Title: Miss Peregrine’s Home for Peculiar Children
Author: Ransom Riggs
Genre: Young-Adult, Paranormal,Fiction, Mystery
Published: 7th June, 2011
Published by: Quirk Books
Source: Personal Purchase
Goodreads Synopsis: A mysterious island. An abandoned orphanage. A strange collection of very curious photographs.It all waits to be discovered in Miss Peregrine’s Home for Peculiar Children, an unforgettable novel that mixes fiction and photography in a thrilling reading experience. As our story opens, a horrific family tragedy sets sixteen-year-old Jacob journeying to a remote island off the coast of Wales, where he discovers the crumbling ruins of Miss Peregrine’s Home for Peculiar Children. As Jacob explores its abandoned bedrooms and hallways, it becomes clear that the children were more than just peculiar. They may have been dangerous. They may have been quarantined on a deserted island for good reason. And somehow—impossible though it seems—they may still be alive.A spine-tingling fantasy illustrated with haunting vintage photography, Miss Peregrine’s Home for Peculiar Children will delight adults, teens, and anyone who relishes an adventure in the shadows.

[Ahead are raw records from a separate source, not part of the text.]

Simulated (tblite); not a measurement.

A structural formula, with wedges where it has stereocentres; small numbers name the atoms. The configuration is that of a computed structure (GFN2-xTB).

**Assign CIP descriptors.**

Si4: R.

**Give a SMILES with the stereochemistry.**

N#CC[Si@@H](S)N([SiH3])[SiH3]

I don’t exactly remember where I first heard about this book, but I can say with certainty that Booktube, particularly Jesse from Jessethereader, gave me that extra nudge I needed to put it atop my to-buy list.
I will now tell you as much as I can about the book without spoiling anything.
Jacob Portman was enthralled by his grandpa’s fascinating stories of fighting horrible monsters and of his stories of his childhood in the orphanage filled with strange children. He looked to him with awe and continued to enjoy his stories no matter how many times his grandpa told me.
Now, at sixteen, Jacob believes his grandpa’s stories are merely exaggerated tales of his time serving WWII .
However a horrible accident leads Jacob to question everything. Was this accident really just an accident? Did he see what he thought he saw in the woods that night? Are the stories true?
Jacob looks for answers in the abandoned orphanage his grandpa once grew up in and upon exploring the house Jacob has reason to believe, even after all theses years, the peculiar children who once lived there are still alive.
Ransom Riggs expertly crafted a story of suspense, mystery and eeriness.
When I first saw the book and flipped through it, I mistakenly took this for a horror story. (Could you blame me? Some of the pictures are down right creepy!) However, this book isn’t horrific at all. I categorize this book as a bizarre mystery. It definitely, without a question mark, gives off an eerie vibe but it doesn’t reach the Stephen King horror standard. It’s more like a Tim Burton movie than American Horror Story or Cujo. Yeah, so…don’t worry.
Miss Peregrine’s Home for Peculiar Children, is an unusual story of discovery and finding one’s self. The characters are believable despite their peculiarities. It contains a wonderful mixture of adventure, tension, enigma and a slight peek of history.
I wouldn’t say that Miss Peregrine’s Home for Peculiar Children, is fast paced but its definitely not slow. (Notice the bold, italic, and underline???) Actually that’s not entirely fair; throughout most of the book you’re hanging in a web of suspense and questions and for the rest of the book you’re running with the character trying to keep pace. So you see, it’s definitely not boring. This not-fast-but-not-slow thing could’ve turned out horribly but Ransom Riggs knows how to play it. *thumbs up*
What sets this book apart from others is the vernacular photographs found throughout the book that adds to the narration and brings the characters to life on a different level. It adds to the eerie mood of the story and gives it a theme that only seems suitably described as contemporary vintage.
The only thing I didn’t care for in the plot is a specific, small scene that leaded up to the conclusion. This scene makes it seem like the author didn’t know how to connect the conclusion with the rest of the story and so he put that part in there. I will not mention the part I’m speaking of due to spoilers. However, this scene, that lasted about 3 pages out of 352, is my only criticism of an other-wise must read book.
Who would like this book?
Quotes from the Book:
- “We cling to our fairy tales until the price for believing in them becomes too high.”
- “I had just come to accept that my life would be ordinary when extraordinary things began to happen.”
- “Stars, too, were time travelers. How many of those ancient points of light were the last echoes of suns now dead? How many had been born but their light not yet come this far? If all the suns but ours collapsed tonight, how many lifetimes would it take us to realize we were alone? I had always known the sky was full of mysteries—but not until now had I realized how full of them the earth was.”
- Riggs had intended for this to be a picture book of photographs he had collected, but upon the advice of an editor from Quirk books he used some photographs as a guide to form his story.
- The rights have been sold to 20th Century Fox for a film adaptation. Tim Burton (which, if you’ve seen my thoughts of the mood of this book above, I think is perfect) is said to direct it and Jane Goldman is said to be adapting the screenplay.
- There is a graphic novel of this book: Miss Peregrines Home for Peculiar Children: The Graphic Novel.